I can’t speak for Sam but I can offer my 2c on your questions:
I would like to have a generic code indexer that could create a database of all entities defined in a codebase along with a backlinks to points of definition in source code: functions & methods with all their arguments and call sites, structs&classes, all templates instantiated. maybe variables &etc.
clangd-indexer seem to already been doing a very notable part of this job, but unfortunately for me - not all. I’m completely not familiar with clangd-indexer internals and am wondering if it is a good idea to take
clangd-indexer as a foundation of such solution?
I think that depends on how you intend to use the database.
Clangd’s index is fairly specialized for answering the types of queries that come up during clangd’s usage, such as “find all symbols with this name in the project” or “find all references to this symbol in the project”.
One can imagine interesting semantic queries one might want to pose to such a database – such as “find all uses of this type in this project”, or “given this template, find all its instantiations in the project” – which clangd’s index is not designed to answer, and likely could not be made to answer without significant changes (like introducing some sort serialized representation of types and other semantic entities besides symbols).
So, I think it really depends on what are the missing pieces that you’d like the index to be able to do. If you elaborate on this, I can try to offer further thoughts.
Is it extendable enough?
Depends on how you’re looking to extend it. If you’re hoping to use the upstream indexer code unmodified, and extend it in your own codebase by inheritance or composition without modifying the upstream sources, it’s probably not suitable for that.

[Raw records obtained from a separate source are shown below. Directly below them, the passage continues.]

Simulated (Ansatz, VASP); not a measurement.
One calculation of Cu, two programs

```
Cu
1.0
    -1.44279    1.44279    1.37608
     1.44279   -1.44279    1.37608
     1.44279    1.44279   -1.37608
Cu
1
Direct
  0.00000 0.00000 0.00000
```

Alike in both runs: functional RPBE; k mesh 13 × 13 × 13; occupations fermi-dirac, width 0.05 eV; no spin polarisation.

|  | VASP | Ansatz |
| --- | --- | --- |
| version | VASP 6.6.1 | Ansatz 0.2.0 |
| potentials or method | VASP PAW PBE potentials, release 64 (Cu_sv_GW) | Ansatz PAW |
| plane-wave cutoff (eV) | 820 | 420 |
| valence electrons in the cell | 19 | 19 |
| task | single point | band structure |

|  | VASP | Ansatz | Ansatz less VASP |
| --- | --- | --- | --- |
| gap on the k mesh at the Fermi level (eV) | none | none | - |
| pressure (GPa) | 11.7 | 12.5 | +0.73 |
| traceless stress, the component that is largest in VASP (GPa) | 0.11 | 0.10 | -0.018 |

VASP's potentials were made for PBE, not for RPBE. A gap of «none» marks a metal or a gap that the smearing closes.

If instead you plan to have a copy or fork of clangd’s code and make modifications to it, that could work (e.g. depending on the new functionality you want, you may be able to implement it as some incremental modifications to the existing code without any significant rewrite).
Is its internals sufficiently well documented?
There is some documentation on this page, and comments in the code headers such as this. You can also ask further questions about it here or in the #clangd Discord channel.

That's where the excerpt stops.